Suffice to say Sambath has plenty of reasons to be angry with Nuon Chea, but he explains to us how he sees his work as a historical one. He is more interested in creating the most accurate picture he can of that time period than in receiving closure vis-à-vis his ruined life. Particularly touching is his sincere desire to understand Mr. Chea as a human being and not a monster. In the end, his reaction to Chea’s story is one of pity rather than anger, remarking at the sadness he feels after realizing the full extent of the former murderer’s paranoia concerning Vietnam.

The two men who Sambath interviews most are Mr. Suon and Mr. Khoun, two uneducated farmers, both of whom killed a great deal of people during Pol Pot’s reign of terror. The grief and shame that washes over their faces when they revisit their brutal personal histories are palpable. The two men recount horrifying stories of the atrocities they committed, for instance how they would slit so many throats in a night that their arms would cramp. Both of them are certain the universe will punish them for what they’ve done, musing about which detestable being they will be reincarnated as, sure they will never again assume human form after their deaths in recompense for their crimes. The men, both of them appearing to be in their late 50s, are so thoroughly ashamed of their actions and yet, without Sambath’s sympathetic character, they most likely would never have admitted to what they’d done. Sambath explains that it took him on average three years of consistently meeting with and getting to know rural farmers before he could get them to open up and confess.
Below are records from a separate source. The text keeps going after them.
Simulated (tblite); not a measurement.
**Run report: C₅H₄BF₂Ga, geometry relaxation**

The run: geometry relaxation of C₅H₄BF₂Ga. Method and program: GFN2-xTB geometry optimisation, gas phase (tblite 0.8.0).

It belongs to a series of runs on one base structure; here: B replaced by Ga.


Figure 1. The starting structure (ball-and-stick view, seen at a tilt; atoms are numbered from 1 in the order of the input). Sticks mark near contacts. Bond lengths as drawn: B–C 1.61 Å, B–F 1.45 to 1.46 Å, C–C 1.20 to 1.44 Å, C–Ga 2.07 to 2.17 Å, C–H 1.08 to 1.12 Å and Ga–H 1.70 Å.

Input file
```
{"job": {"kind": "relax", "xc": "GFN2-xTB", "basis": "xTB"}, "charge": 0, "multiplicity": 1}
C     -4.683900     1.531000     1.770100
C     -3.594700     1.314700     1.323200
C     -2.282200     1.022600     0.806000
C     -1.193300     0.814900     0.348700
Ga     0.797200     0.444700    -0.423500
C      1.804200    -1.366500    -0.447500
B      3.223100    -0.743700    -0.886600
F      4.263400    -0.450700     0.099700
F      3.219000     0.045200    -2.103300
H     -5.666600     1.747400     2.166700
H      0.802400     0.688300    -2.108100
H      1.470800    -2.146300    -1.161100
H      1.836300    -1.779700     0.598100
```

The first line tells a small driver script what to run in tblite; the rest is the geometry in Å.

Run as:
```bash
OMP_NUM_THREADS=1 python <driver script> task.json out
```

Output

As a journalist and historian, Thet Sambath has created something truly singular and remarkable. Enemies of the People redefines the documentary account of atrocity by blending the editorial with the personal in such a radical way as to blur the line between the two. The final sequence of the film takes place in September of 2007, as Nuon Chea is escorted via helicopter to his trail for crimes against humanity — a trial which to this day has not taken place. Sambath, after watching the arrest and detention of Chea, feels his project to document the history of the Khmer Rouge’s violence and its effect upon his homeland is complete. “I have bought some land along the border,” he says, looking out upon a rice paddy. “I need to stop researching the past. I would like to spend more time with my family… and concentrate on farming the land.”